It seems Brian Whittington, owner and Executive Chef of Lincolnville’s Preserved, has all the right moves. The 30-something chef parlayed a four-year stint as Executive Chef at Jacksonville’s bustling French-inspired establishment, Restaurant Orsay, into invitations to appear on popular cooking shows, like Bravo’s “Top Chef” and Alton Brown’s “Cutthroat Kitchen,” and numerous accolades including a 2015 James Beard nomination for best chef in the South.

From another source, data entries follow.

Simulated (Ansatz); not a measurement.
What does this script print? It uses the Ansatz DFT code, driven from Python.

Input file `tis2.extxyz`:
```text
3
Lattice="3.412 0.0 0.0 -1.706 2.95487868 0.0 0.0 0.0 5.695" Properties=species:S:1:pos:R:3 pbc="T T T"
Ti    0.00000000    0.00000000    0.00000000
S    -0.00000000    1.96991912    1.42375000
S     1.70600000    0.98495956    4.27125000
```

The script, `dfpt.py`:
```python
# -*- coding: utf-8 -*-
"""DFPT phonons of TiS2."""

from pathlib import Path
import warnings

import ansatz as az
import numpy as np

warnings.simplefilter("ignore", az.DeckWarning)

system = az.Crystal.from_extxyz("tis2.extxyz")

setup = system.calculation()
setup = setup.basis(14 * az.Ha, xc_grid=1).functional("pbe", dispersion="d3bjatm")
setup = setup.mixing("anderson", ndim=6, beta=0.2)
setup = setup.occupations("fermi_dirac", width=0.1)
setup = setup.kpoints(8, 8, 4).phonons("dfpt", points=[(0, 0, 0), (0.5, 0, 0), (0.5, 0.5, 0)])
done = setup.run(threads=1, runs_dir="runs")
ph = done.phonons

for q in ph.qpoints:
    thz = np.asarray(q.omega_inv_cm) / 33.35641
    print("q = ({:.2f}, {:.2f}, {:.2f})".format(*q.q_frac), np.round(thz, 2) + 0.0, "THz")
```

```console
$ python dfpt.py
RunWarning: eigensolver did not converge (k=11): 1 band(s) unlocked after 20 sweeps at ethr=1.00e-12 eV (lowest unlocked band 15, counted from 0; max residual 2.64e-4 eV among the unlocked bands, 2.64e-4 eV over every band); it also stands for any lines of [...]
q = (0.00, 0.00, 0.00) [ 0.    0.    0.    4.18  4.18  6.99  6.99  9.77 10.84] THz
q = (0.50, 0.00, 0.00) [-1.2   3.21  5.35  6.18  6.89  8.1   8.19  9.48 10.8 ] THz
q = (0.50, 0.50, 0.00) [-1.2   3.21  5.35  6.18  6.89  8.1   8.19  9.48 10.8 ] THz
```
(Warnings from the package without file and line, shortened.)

Preserved is the most recent sign-post on the path charting Brian’s seemingly meteoric rise. And the initial success of the young chef’s elevated Southern cuisine restaurant has prompted him to embark on at least two more concepts — each set to open in 2018. Though he’s undoubtedly developed a Midas touch, as Brian explains it, whatever success he is having now, both in the kitchen and as a restaurateur, is a product of many lessons in what not to do. “Everything I’ve done, especially the things that didn’t pan out, have only served to sharpen my focus,” he says. “I’ve worked with a lot of people in a lot of different places, and I think I know as much about what I don’t want, as what I do want.”
Growing up in East Moline, IL (the home of John Deere tractors), Brian’s father worked long hours as an auto mechanic for major car manufacturers. While he says he gets his restlessness and blue-collar work ethic from his father, cooking was not a big part of Brian’s formative years, as he says the Whittington family dinners were “nothing flashy.” “We ate, but I don’t really have a lot of memories of family cooking,” he says.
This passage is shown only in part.